How will it ever end? This has been one of the questions hanging over the war in Ukraine since Vladimir Putin launched his all-out invasion, aimed at taking Kyiv and subjugating the entire nation, in February 2022.

Sir Bill Browder has a plausible answer. In an exclusive interview with The Independent’s Sam Kiley on the World of Trouble podcast, President Putin’s great enemy said: “I don’t believe you are ever going to have Putin signing a peace treaty. I don’t think the war is ever going to end officially, but I can imagine it is going to grind down to a low level, potentially even totally quiet front, in the same way as North and South Korea did.”

Sir Bill, an anti-corruption campaigner who has fought to tighten Western sanctions against Putin’s regime for two decades, said he understands the Russian ruler’s psychology. “I know him from my own struggle pretty well, and I know that he never does what would be the rational thing to do. His entire modus operandi is to escalate, no matter what,” he said.

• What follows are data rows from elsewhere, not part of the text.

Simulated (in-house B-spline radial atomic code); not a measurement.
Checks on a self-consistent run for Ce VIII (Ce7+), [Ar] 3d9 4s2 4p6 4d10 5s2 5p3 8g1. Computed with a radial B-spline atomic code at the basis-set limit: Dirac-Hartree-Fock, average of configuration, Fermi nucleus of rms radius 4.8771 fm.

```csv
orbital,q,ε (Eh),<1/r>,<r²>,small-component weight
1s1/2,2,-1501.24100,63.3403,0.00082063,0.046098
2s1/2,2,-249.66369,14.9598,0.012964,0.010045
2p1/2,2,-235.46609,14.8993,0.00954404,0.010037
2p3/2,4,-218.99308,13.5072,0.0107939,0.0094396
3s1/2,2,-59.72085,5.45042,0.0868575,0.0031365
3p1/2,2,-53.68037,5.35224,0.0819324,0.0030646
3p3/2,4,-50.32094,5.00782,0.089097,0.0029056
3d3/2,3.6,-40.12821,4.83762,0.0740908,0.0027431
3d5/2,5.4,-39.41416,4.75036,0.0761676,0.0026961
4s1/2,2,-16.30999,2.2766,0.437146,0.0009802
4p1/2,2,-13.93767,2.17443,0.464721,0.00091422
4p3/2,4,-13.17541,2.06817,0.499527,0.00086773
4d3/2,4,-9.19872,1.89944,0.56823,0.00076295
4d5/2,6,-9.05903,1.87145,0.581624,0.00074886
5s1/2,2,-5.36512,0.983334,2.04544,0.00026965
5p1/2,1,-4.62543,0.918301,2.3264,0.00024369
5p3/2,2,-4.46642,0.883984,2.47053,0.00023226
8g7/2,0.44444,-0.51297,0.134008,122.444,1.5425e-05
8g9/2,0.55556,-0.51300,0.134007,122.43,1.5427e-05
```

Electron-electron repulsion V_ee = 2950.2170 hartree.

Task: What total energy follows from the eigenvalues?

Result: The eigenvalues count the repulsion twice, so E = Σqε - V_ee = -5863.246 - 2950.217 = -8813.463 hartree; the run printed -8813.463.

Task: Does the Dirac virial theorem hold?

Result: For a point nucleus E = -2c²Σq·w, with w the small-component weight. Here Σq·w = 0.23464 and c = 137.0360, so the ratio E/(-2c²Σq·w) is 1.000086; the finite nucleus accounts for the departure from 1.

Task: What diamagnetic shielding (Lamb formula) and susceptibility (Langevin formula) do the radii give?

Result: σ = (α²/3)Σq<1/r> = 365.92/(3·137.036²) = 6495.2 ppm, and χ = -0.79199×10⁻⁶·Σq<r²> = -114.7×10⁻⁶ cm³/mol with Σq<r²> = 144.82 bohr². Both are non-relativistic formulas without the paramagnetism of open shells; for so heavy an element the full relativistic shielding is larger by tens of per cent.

“If he does a peace deal, he’ll lose power. If he loses power, then he’ll get strung up from a lamppost.” For that reason, Sir Bill believes that Mr Putin will keep the war going, even if the Ukrainians gain the decisive upper hand, and regardless of the mounting casualties and the suffering of the Russian people.

While this may seem a depressing prospect for a conflict that has already lasted longer than the First World War, it may be that it is the least bad of the possible scenarios. One way in which the war could end would be for Ukraine to be defeated. That would be a disaster for the Ukrainian people and for the principle of self-determination everywhere. Fortunately, thanks to the bravery and fortitude of the Ukrainians, the leadership of Volodymyr Zelensky and the support of Ukraine’s allies, including Britain, this outcome does not seem likely.

Another way would be for the Russian regime to collapse. The miles-long queues for petrol suggest that the economic cost of the war is now beginning to hit Russians hard. “There are members of the Russian elite who are clearly anxious to find a way out of the war,” as Professor Lawrence Freedman, formerly of the war studies department at King’s College London, observes. “Then there are the hardliners who also believe that the war is going badly and blame Putin for not responding robustly enough to European interference.”

Ukraine’s gravitation towards the European Union could also provide an opportunity for Britain to join a larger, more defence-oriented union.

The problem is that the implosion of the nuclear-armed regime would be unpredictable. For all his supposed irrationality, Mr Putin has shown no sign of threatening to use nuclear weapons, but he could be replaced by more unstable leaders who might.

It may be, therefore, that the conflict devolving into a permanent standoff is the best that can be hoped for. It is not an end that can be either sought or welcomed, but it is possible to see how it could be compatible with a brighter future for the Ukrainian people.

It must also be remembered that Mr Putin is 73 and will not be around for ever. Sir Bill imagined what could happen in 20 years’ time: “Ukraine is the South Korea – booming, democratic vibrant economy – and Russia is the North Korea, isolated from everybody.”

He pointed out that Ukraine’s war-fighting capacity could make it the heart of a “new Nato” in Europe, which “doesn’t include the United States”, and which could in turn be leveraged into economic success.

And it may be that, as Sir Nick Clegg suggested in an interview with The Independent this week, that Ukraine’s gravitating towards the European Union could also provide an opportunity for Britain to join a larger, more defence-oriented union.

It may be, therefore, that there are scenarios in which the war between Russia and Ukraine never formally ends, but in which it fossilises in such a way as to allow Ukraine to be part of a united, prosperous and secure Europe. We can but dream.